LNG’s Bleak Future on West Coast Should Be Cheerful News

Thomas D. EliasOP-ED

There is no doubt that Pacific Gas & Electric Co. has acted at least somewhat more responsibly in the wake of the September natural gas pipeline explosion in San Bruno than BP, the former British Petroleum, did after its springtime offshore oil platform disaster in the Gulf of Mexico.

No one had to jawbone PG&E to set up a $100 million fund for victims the way President Obama had to hammer on BP executives before they agreed to compensate victims of their blast. No one forced PG&E’s offer to buy up all the damaged homes at a premium price.

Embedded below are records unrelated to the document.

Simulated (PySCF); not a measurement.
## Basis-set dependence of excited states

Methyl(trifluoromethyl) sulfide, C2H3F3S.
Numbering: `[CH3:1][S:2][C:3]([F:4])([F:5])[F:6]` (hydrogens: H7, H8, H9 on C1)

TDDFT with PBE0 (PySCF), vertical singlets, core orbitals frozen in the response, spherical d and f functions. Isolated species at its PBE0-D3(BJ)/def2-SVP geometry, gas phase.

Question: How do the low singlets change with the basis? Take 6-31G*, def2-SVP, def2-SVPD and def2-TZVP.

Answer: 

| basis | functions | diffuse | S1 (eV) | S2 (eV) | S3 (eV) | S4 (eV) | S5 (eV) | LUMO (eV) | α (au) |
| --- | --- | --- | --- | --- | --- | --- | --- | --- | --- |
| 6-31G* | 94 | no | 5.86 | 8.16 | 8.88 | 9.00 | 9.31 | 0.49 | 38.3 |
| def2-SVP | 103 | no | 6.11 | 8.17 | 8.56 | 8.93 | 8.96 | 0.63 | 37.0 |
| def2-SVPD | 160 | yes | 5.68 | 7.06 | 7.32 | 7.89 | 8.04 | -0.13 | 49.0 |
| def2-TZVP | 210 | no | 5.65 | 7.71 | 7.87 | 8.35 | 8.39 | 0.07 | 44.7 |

But no matter how well PG&E behaves now (and it has yet to clean up its pipeline-maintenance act), one long-term consequence of San Bruno will almost certainly be the death of all plans to bring more liquefied natural gas (LNG) to California.

What We Are Talking About

So far, at least six proposals to build LNG receiving terminals along the California coast have been killed or mothballed over the last five years, and a total of eight have died since 1980. LNG is natural gas cooled to a sub-freezing liquid in remote locations like Indonesia or Qatar, then shipped across oceans in multi-billion-dollar tankers and warmed back into a gaseous state before it’s pumped into existing pipeline systems.

The only West Coast receiving facility capable of placing LNG in use here is Sempra Energy’s Costa Azul facility near Ensenada in the Mexican state of Baja California Norte. Because of demand for LNG in countries like Japan and South Korea, very little LNG figures to enter California through Costa Azul in the near future.

Even before San Bruno, proposals to build other receiving terminals in Humboldt County, Ventura County, Long Beach and near Camp Pendleton in San Diego County had all died or atrophied. But plans for two terminals in Oregon at Astoria and Coos Bay are still alive.

Why Oregon Is Opposed

Enter the pipeline explosion. Each Oregon proposal would require about 100 miles of gas pipeline to run from its coastal location to an existing PG&E line that now carries gas to California from the Canadian province of Alberta.

In recent months, those lines have become the most contentious parts of the Oregon LNG plans. The pipeline from the possible Bradwood plant at Astoria would have to cross part of Washington, and that state’s authorities have issued several unfavorable reports on its environmental implications.

The pipeline from the putative Coos Bay facility, known as Jordan Cove, would cross the Coast Range before joining the existing PG&E line near Roseburg in central Oregon. It drew loud protests from farmers and ranchers even before San Bruno.

Part of the opposition in Oregon arises because of a study by that state’s utility regulators which found that about three-fourths of any LNG arriving in Oregon would end up in California.

This, of course, would mean added cost to California consumers, whose gas prices would rise as the costs of building plants, pipelines and tankers were tacked onto the price of the gas itself.

Both Oregon and California regulators would most likely go along with this happily – if there were a need for the gas. But as early as six years ago, a federal Energy Information Agency report indicated no gas shortage was likely in California until 2030 at the earliest.

Large-scale development of natural gas from shale deposits in Texas, Oklahoma, Wyoming and Colorado since then has both driven down the price of gas and pushed back the likely date of any shortage by a minimum of 20 years. So the question arises: Why build plants and pipelines today in anticipation of a problem that might exist in 40 years – or might never arise if America begins using more renewable energy sources?

One reason is that there is now foreign demand for some of that gas from shale. In fact, owners of several East Coast and Canadian LNG terminals have lately proposed converting them into gasification facilities from which American gas could be exported.

But doing that in Oregon would still require pipeline construction. And the questions about PG&E’s maintenance of its existing pipeline network that arose immediately after the San Bruno disaster and still remain have done nothing but harden opposition to building anything that will tie into PG&E’s network.

All this makes it virtually certain that LNG development of any kind will get nowhere on the West Coast for many years to come, a development that should be welcomed by every Californian who uses natural gas for heat or cooking.